Rosen was not charged with any crime, but it is unprecedented for the government, in an official court document, to accuse a reporter of breaking the law for conducting the routine business of reporting on government secrets. – Ryan Lizza, The New Yorker

Calling it a threat to "routine daily activities" in reporting, journalists across the spectrum have stepped up to protest new reports that the government traced phone calls, monitored security badge access records and obtained a search warrant for Fox News reporter James Rosen's Gmail account.

"(The) case against Fox's Rosen, in which (the Obama administration) is criminalizing reporting, makes all of the other 'scandals' look like giant nothing burgers," The New Yorker's Ryan Lizza tweeted Monday morning. "The Obama admin has accused Fox News of breaking the law in the course of doing routine reporting."

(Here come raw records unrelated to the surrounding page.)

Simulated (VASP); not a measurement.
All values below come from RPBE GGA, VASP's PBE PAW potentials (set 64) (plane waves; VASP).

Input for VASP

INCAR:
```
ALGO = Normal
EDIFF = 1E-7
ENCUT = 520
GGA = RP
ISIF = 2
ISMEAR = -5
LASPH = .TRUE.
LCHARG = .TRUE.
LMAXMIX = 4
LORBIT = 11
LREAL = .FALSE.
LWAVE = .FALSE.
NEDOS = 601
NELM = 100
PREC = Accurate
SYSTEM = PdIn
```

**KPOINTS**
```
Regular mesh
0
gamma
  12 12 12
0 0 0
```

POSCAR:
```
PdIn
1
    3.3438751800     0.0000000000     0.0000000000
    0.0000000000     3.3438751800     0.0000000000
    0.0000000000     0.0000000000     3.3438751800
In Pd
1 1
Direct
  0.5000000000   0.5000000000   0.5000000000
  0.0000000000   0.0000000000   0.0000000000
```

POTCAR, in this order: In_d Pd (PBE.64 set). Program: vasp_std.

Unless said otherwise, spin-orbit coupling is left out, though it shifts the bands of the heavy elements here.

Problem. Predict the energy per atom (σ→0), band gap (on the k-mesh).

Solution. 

In a story by The Washington Post published Sunday, Ann Marimow reported on the case of Stephen Jin-Woo Kim, a government adviser who came under fire when the Justice Department began investigating possible leaks of classified information.

As part of the investigation, the government subpoenaed Rosen's private emails, with the court documents saying, "The reporter has committed or is committing a violation of section 793(d), as an aider and abettor and/or co-conspirator, to which the materials relate."

Section 793(d) says that anyone lawfully possessing information relating to the national defense, "which information the possessor has reason to believe could be used to the injury of the United States," and communicates that information, the person should be fined or imprisoned.

According to court documents, a June 2009 article written by Rosen included information that was classified as top secret/special compartmented information and Kim was the source of that information.

Politico's Josh Gerstein said the decision to go after Rosen for having potentially committed a crime by reporting top secret information allowed the government to access his emails through a search warrant rather than a subpoena.

"The government exhausted all reasonable non-media alternatives for collecting this evidence before seeking court approval for a search warrant," a spokesman for the U.S. Attorney's Office for the District of Columbia told The Huffington Post Monday. "Based on the investigation and all of the facts known to date, no other individuals, including the reporter have been charged since Mr. Kim was indicted nearly three years ago."

As the news was coming out Monday, Politico reporter Byron Tau echoed that point, tweeting, "For all the administration's crackdown on leakers, I don't believe it has actually jailed a working journalist."

"High bar!" Lizza tweeted back.

"Rosen was not charged with any crime," he later wrote for the The New Yorker, "but it is unprecedented for the government, in an official court document, to accuse a reporter of breaking the law for conducting the routine business of reporting on government secrets."

While Rosen remains unindicted, the consequences of the argument used to obtain access to his emails — that he acted as an "aider and abettor and/or co-conspirator" to Kim — are breathtaking, Trevor Trimm wrote Monday at pressfreedomfoundation.org.

"Under U.S. law, it is not illegal to publish classified information," Glenn Greenwald wrote at The Guardian. "That fact, along with the First Amendment's guarantee of press freedoms, is what has prevented the U.S. government from ever prosecuting journalists for reporting on what the U.S. government does in secret. This newfound theory of the Obama DOJ — that a journalist can be guilty of crimes for 'soliciting' the disclosure of classified information — is a means for circumventing those safeguards and criminalizing the act of investigative journalism itself.

"Accusing James Rosen of committing crimes — for basic reporting — may be the most dangerous thing the Obama DOJ has done yet," he also tweeted.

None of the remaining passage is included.